Parnership sets shoulder to the wheel
If the Dale Carnegie people wanted to design a crash course to groom the next chairman of the Greater Des Moines Partnership, they’d do well to consult with J. Barry Griswell.
Griswell, the Partnership’s incoming 2004 chair, had not served in a key leadership position with the organization until the fall of 2002, when he took a seat on the board after succeeding David Drury as chairman and chief executive of Principal Financial Group Inc.
Since then, Griswell has been vice chairman of the Partnership, chaired a successful $17 million fund-raising campaign and co-chaired a task force aimed at revamping Greater Des Moines’ social services structure.
“So maybe I earned my stripes in one year whereas it may take some other people two or three years,” quipped Griswell. He will accept the gavel from attorney Steven Zumbach as chair of the regional economic development organization at the Partnership’s annual dinner on Thursday.

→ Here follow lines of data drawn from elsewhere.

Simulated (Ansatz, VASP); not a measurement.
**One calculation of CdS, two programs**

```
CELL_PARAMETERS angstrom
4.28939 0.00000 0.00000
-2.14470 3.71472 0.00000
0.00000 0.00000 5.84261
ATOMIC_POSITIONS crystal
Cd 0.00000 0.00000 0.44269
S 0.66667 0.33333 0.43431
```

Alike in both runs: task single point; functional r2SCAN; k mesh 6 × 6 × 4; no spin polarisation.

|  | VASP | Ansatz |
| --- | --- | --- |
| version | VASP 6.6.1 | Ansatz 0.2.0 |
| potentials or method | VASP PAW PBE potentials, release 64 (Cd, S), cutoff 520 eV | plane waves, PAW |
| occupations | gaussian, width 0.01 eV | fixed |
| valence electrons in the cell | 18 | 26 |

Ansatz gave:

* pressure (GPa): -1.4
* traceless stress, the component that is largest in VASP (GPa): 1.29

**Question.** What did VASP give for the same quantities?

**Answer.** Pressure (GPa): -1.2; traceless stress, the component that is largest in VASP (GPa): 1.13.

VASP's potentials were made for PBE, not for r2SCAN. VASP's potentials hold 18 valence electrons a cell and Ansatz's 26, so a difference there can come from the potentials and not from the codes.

With Principal’s 125th anniversary this year and construction scheduled to begin this spring on the Riverwalk project spearheaded by Griswell’s corporation, Zumbach said it’s “symbolically … a perfect time for Barry to chair the Partnership.”
“What I admire about Barry is he’s not only a person who gives corporately, but also personally, and to a wide range of causes,” Zumbach said. “As a result, I think he moves into the position with a tremendous amount of credibility and respect, and that’s a great platform to lead from.”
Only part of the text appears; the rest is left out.